Search code examples
hadoop-yarnsqoopooziehue

Running Sqoop job on YARN using Oozie


I've got a problem with running Sqoop job on YARN in Oozie using Hue. I want to download table from Oracle database and upload that table to HDFS. I've got multinode cluster consists of 4 nodes.

I want to run simple Sqoop statement:

import --options-file /tmp/oracle_dos.txt --table BD.BD_TABLE --target-dir /user/user1/files/user_temp_20160930_30 --m 1

Options file is located on local system on node number 1. Other nodes have no options file in /tmp/ dir. I created Oozie workflow with Sqoop job and tried to run it, but I got error:

3432 [main] ERROR org.apache.sqoop.Sqoop  - Error while expanding arguments
java.lang.Exception: Unable to read options file: /tmp/oracle_dos.txt

The weirdest thing is that the job is sometimes ok, but sometimes fails. The log file gave me answer why - Oozie runs Sqoop jobs on YARN.

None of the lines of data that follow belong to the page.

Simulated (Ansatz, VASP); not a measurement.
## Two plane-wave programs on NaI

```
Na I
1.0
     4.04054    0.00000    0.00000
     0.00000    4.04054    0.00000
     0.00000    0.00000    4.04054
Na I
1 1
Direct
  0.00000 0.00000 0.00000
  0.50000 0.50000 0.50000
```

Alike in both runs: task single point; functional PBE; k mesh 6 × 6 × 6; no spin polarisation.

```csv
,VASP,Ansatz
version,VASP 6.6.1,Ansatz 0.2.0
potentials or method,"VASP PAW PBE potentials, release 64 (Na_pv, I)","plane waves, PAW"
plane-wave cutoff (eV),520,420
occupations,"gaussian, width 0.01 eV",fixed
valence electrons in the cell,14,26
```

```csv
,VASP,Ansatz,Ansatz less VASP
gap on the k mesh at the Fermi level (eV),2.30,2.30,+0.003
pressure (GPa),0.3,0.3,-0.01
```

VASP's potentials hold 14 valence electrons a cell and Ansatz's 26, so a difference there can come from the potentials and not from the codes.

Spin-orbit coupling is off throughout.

Resource Manager (which is component of YARN) decides which node will execute Sqoop job. When Resource Manager decided that Node 1 (which has options file on local file system) should execute job, everything is ok. But when RM decided that one of other 3 nodes should execute Sqoop job, it failed.

This is big problem for me, because I don't want to upload options file on every node (because what if I will have 1000 nodes?). So my question is - is there any way to tell Resource Manager which node it should use?


Solution

  • You can make a custom file available for you oozie action on a node, it can be done by using <file> tag in your sqoop action, look at this syntax:

    <workflow-app name="[WF-DEF-NAME]" xmlns="uri:oozie:workflow:0.1">
        ...
        <action name="[NODE-NAME]">
            <sqoop xmlns="uri:oozie:sqoop-action:0.2">
                <job-tracker>[JOB-TRACKER]</job-tracker>
                <name-node>[NAME-NODE]</name-node>
                <prepare>
                   <delete path="[PATH]"/>
                   ...
                   <mkdir path="[PATH]"/>
                   ...
                </prepare>
                <configuration>
                    <property>
                        <name>[PROPERTY-NAME]</name>
                        <value>[PROPERTY-VALUE]</value>
                    </property>
                    ...
                </configuration>
                <command>[SQOOP-COMMAND]</command>
                <arg>[SQOOP-ARGUMENT]</arg>
                ...
                <file>[FILE-PATH]</file>
                ...
                <archive>[FILE-PATH]</archive>
                ...
            </sqoop>
            <ok to="[NODE-NAME]"/>
            <error to="[NODE-NAME]"/>
        </action>
        ...
    </workflow-app>
    

    Also read this:

    The file , archive elements make available, to map-reduce jobs, files and archives. If the specified path is relative, it is assumed the file or archiver are within the application directory, in the corresponding sub-path. If the path is absolute, the file or archive it is expected in the given absolute path.

    Files specified with the file element, will be symbolic links in the home directory of the task.

    ...

    So in simplest case you put your file oracle_dos.txt in your workflow directory, add element oracle_dos.txt in workflow.xml and change you command to something like this:

    import --options-file ./oracle_dos.txt --table BD.BD_TABLE --target-dir /user/user1/files/user_temp_20160930_30 --m 1
    

    In this case nevertheless your sqoop action is running on some randomly picked node in a cluster, oozie will copy oracle_dos.txt to this node and you can refer to it as to local file.